The cost of Hyundai’s recall equals nearly half its 2020 net income and “underscores the significant financial risks and potential brand damage that can arise following new EV rollouts”, Bloomberg Intelligence analysts Steve Man and Joanna Chen wrote.

Government probes into issues such as battery fires can also lead to delays in model launches and hurt sales, Man and Chen said. That’s a “looming risk” for others such as Tesla, which was recently summoned by regulators in China over issues including battery fires and abnormal acceleration.

Globally, there have been 16 reported cases of Kona EVs catching fire, including in Canada and Australia in 2019, according to Yonhap News. The latest recall follows one announced in October involving more than 25,000 Kona EVs. That was also based on fire risk associated with LG Energy batteries. More than 5,700 Ioniq compact EVs and 305 Elec City buses are also being recalled this time.

Other entrants into the booming EV market have stumbled with safety issues, with Chinese upstarts Li Auto and Nio among those issuing callbacks. Tesla has faced battery-fire problems, as have traditional carmaker giants venturing into the EV arena, including Ford Motor, BMW and General Motors, which recalled about 70,000 Chevrolet Bolt EVs due to fire risk stemming from batteries also made by LG Energy.

LG Energy said on Wednesday that it will work closely with Hyundai on the recall and that it will improve safety protocols around its manufacturing and quality-inspection processes.

Like many others, Hyundai is ploughing resources and efforts into EVs. The company plans to spend 60-trillion won on this side of its business over the next five years, as well as develop autonomous and flying cars.

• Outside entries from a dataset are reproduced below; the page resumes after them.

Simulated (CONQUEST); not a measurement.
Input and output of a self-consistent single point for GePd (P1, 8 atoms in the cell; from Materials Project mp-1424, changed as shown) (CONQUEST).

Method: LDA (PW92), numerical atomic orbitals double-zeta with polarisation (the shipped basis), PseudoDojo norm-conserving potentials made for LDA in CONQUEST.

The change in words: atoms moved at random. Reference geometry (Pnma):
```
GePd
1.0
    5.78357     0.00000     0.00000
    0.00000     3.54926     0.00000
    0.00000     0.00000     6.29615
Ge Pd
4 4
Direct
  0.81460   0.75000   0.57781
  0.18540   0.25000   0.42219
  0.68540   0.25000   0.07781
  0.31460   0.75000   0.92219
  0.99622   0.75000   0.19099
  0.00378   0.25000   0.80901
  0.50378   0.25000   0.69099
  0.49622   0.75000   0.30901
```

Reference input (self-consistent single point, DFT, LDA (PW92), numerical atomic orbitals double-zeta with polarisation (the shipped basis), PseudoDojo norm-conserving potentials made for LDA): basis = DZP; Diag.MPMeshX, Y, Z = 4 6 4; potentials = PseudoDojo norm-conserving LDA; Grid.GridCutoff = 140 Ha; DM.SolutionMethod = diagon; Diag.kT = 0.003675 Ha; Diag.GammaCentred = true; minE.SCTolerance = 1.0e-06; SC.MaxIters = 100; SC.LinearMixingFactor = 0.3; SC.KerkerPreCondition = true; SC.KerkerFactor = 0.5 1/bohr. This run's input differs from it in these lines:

Hyundai’s swift action should at least help ensure demand for EVs won’t take too much of a hit, while its decisiveness is “a lesson for other carmakers”, said Kwon Soon-woo, an analyst at SK Securities in Seoul. “With the shift to EVs in its early stages, mishaps can’t be avoided. What’s more important is to cut your losses quickly so it won’t damage your brand image. Once you lose that, it’s going to be a long struggle for any carmaker to regain that confidence.”

Hyundai’s shares were little affected by news of the recall. After dropping 3.9% on Wednesday, they rose 4.3% on Thursday. They’ve doubled in value over the past 12 months.

Hyundai is conducting a major marketing campaign for its Ioniq 5, with pre-orders starting in South Korea on Thursday. The company aims to sell 70,000 of the vehiclesin 2021 and 100,000 in 2022, president Jaehoon Chang said this week. The Ioniq 6 sedan and Ioniq 7 SUV will also be added to its dedicated EV platform line-up.

SK Innovation will be the primary battery supplier for the Ioniq models.

“Hyundai wants to clamp down on any negatives from this recall by taking a pre-emptive move so it can focus on the Ioniq 5,” said Lee Han-joon, an analyst at KTB Securities in Seoul. “It can then fully focus on future EV models crucial to its success.”